A friend stopped by because he is missing his children who are with their mom in Wisconsin as she has entered a writing program there. He wanted to take Tin to see the electric trains at City Park. We spoke about his kids and the question of race and how they handle it. He said his wife, who is African American, handles all of it deftly and that he backs up whatever she is doing. Her oldest daughter is a mix of African American and Asian, while their two boys are biracial.
We agreed race is a family conversation, needed in our household, and sorely lacking at too many families’ dinner tables. How is identity formed: My friend’s mother in law had once told me that every African American child should go to an African American college. Another friend is fighting to save her high school (Xavier Prep) and told me it’s important to her because, “This is where I learned how to be black.” I grew up where kids like me were sent on pilgrimages to Israel to know our roots. I remember I asked a father about his son, does being Jewish mean something to him, and he responded, “He knows who he is” – meaning his identity is hard wired.
How do we hard wire identity into our children of mixed races – of transraces – and still keep them flexible and agile as their self and world view grows.

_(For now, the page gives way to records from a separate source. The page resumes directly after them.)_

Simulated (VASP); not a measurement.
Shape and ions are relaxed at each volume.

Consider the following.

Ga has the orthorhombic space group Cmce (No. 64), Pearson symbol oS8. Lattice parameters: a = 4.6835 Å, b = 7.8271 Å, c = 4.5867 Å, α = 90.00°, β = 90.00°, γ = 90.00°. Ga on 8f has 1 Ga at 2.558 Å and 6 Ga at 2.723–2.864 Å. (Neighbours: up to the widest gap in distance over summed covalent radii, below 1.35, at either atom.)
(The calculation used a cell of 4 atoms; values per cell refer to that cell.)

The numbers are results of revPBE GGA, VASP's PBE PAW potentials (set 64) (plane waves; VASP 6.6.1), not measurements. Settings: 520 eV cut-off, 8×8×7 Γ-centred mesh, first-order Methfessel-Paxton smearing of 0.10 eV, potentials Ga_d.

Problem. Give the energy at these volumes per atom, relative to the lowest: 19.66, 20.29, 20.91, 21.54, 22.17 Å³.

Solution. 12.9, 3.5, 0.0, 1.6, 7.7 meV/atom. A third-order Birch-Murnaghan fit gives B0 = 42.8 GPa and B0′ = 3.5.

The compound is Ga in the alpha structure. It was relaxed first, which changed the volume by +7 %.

But I digress, Tin of course was thrilled with the trains, and he and our friend got to run around like two little boys in a toy store following each train round and round the various tracks and stations. When he left, he said to call on him if we needed help with Tin.
Finding men as role models for our son has been not as widely available as we had hoped, so we are especially grateful when they invite themselves in and make themselves at home. Finding role models of biracial families, or transracial adoptions, of families that don’t match the norm are critical.